Recovery Board’s Mike Wood Addresses the Once and Future Impact of Recovery.gov

May 6, 2011

(This post

originally appeared

on the States for a Transparent and Accountable Recovery blog).

During a May 4 webinar hosted by

Government Executive

,

Recovery.gov Director Mike Wood

shared some interesting thoughts about the lessons of the Recovery Board’s work and what the future holds for transparency in federal reporting

.

Wood described the Recovery Act and Recovery.gov as a “sea change in the way the government has done business.”  At one point, he recounted how a Deputy Secretary at the Department of Housing and Urban Development told him that the agency “changed their whole management structure … based on how they ran their Recovery program.”  But for the most part, Wood stayed focused on the impact of the landmark website that he oversees.

In particular, he credited the level of transparency on Recovery.gov with the Recovery Act’s “very low non-compliance rate” and “extremely low” fraud rate.  “We will look at fraud after it occurs and try to recoup the money or bring people to justice, but it’s much more satisfying to prevent fraud,” Wood said, “and I think the fraud prevention efforts are much more successful because of our transparency efforts.”

Wood acknowledged that there have been fewer “citizen IGs” using the website to make “hotline complaints” than was initially hoped, although that could just be another sign that the Recovery Act has been largely free of fraud and abuse.  Still, he suggested that “as people get more used to” the types of accountability features on Recovery.gov, they might use them more frequently.

He also addressed the most pressing question raised by the Recovery.gov experience: what impact will the Recovery Board’s transparency and accountability efforts have on other forms of federal expenditures?

Wood explained that the Recovery Board created

FederalTransparency.gov

, a separate website that is initially tracking the

$10 billion Education Jobs Fund

, in part as “a tool to show that Recovery.gov can be used as a template” for future federal reporting.  Then, as the webinar came to a close, he struck a particularly optimistic tone about the prospects of enhanced federal reporting beyond the Recovery Act.
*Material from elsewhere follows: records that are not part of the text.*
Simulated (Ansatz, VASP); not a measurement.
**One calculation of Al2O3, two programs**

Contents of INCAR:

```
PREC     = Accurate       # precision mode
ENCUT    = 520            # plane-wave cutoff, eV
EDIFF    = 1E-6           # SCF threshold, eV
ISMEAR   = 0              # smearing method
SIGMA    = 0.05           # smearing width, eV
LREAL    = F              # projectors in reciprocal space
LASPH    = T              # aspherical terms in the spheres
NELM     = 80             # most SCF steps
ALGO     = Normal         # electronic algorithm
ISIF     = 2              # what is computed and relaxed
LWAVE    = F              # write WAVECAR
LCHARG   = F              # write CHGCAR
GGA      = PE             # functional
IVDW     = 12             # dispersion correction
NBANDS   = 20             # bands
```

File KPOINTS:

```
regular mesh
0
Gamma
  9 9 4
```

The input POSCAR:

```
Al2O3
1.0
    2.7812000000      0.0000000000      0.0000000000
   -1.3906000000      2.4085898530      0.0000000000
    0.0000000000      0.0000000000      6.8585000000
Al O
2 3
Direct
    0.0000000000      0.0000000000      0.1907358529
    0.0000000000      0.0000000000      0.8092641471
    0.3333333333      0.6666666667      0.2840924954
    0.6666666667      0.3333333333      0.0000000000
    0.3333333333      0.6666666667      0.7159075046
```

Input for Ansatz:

Although the Recovery Board sunsets in 2013, Wood said that Congress, the White House and the Inspectors General community have all expressed interest in “capturing these lessons that we’ve learned and continuing on with some of the good things that have happened” with Recovery.gov.  Among the proposals that should be on the table, in Wood’s view, are creating a broader Accountability and Transparency Board that is not limited to the Recovery Act and transferring Recovery.gov’s reporting and presentation technology to the Treasury Department.

We should know more in six months, he predicted.  “It’s not clear now what shape that will take, but there’s enough people in Washington talking about it that I think something will happen.”